Caverns completed on Sydney Metro’s Martin Place

22 October 2020


Twin mammoth caverns on Sydney’s Martin Place station have been completed six months ahead of schedule and after two years of excavation. It is the first time in 50 years that train tunnels are being built under the central business district.

Located 28m below street level, the caverns – both 220m long and 14m wide – lie beneath Castlereagh and Elizabeth streets. Martin Place station will be an interchange that will connect the Sydney Metro City and South West line – a 30km extension (Chatswood to Bankstown) and currently under construction – with the completed Stage 1 (North West metro from Chatswood to Rouse Hill. Nine tunnels have also been constructed to provide pedestrian access to commuters and to connect with the existing Sydney Trains network at Martin Place.

Excavation was undertaken by two TBMs and roadheaders and has involved the removal of around 126,000t of sandstone. Recent months have seen a workforce of more than 600 people help complete the work. The caverns will now be fitted out with electronics, signalling systems and track work for the driverless metro trains. With testing expected to begin in 2023, the station is scheduled to open in 2024, and will see up to 200 trains rushing through at peak travel times.
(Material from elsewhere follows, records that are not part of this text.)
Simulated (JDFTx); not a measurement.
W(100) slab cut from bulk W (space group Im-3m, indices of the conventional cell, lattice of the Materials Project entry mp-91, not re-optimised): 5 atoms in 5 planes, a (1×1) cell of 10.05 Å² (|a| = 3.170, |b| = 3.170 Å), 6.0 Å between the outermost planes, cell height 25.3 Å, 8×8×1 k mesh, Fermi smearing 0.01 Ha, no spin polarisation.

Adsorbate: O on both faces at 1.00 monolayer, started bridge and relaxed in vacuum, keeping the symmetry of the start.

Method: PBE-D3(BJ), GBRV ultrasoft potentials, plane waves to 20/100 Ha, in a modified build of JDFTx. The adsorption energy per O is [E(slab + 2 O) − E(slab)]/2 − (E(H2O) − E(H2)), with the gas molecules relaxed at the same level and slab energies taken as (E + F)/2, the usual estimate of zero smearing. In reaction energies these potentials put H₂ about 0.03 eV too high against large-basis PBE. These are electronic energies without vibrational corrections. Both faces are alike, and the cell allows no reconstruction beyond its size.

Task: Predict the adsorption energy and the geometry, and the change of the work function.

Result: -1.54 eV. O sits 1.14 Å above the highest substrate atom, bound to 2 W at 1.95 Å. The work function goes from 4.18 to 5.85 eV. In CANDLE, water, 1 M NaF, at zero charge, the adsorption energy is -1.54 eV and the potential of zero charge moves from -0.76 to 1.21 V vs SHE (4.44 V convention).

Martin Place station forms part of Stage 2 (Sydney Metro City and South West) which is being driven by five Herrenknecht TBMs. It will feature 15.5km-long twin-tube tunnels which will run beneath Sydney Harbour. Here, a mixshield TBM will bore in high water pressures 35m below the sea bed in sandstone, clay and sediments and be able to switch between EPB and slurry mode. The other four TBMs driving the routes north and south of the harbour are double-shield machines.

Sydney Metro is Australia's first metro line and biggest public transportation project. When it opens fully in 2024, it will be 66km-long and have 31 stations.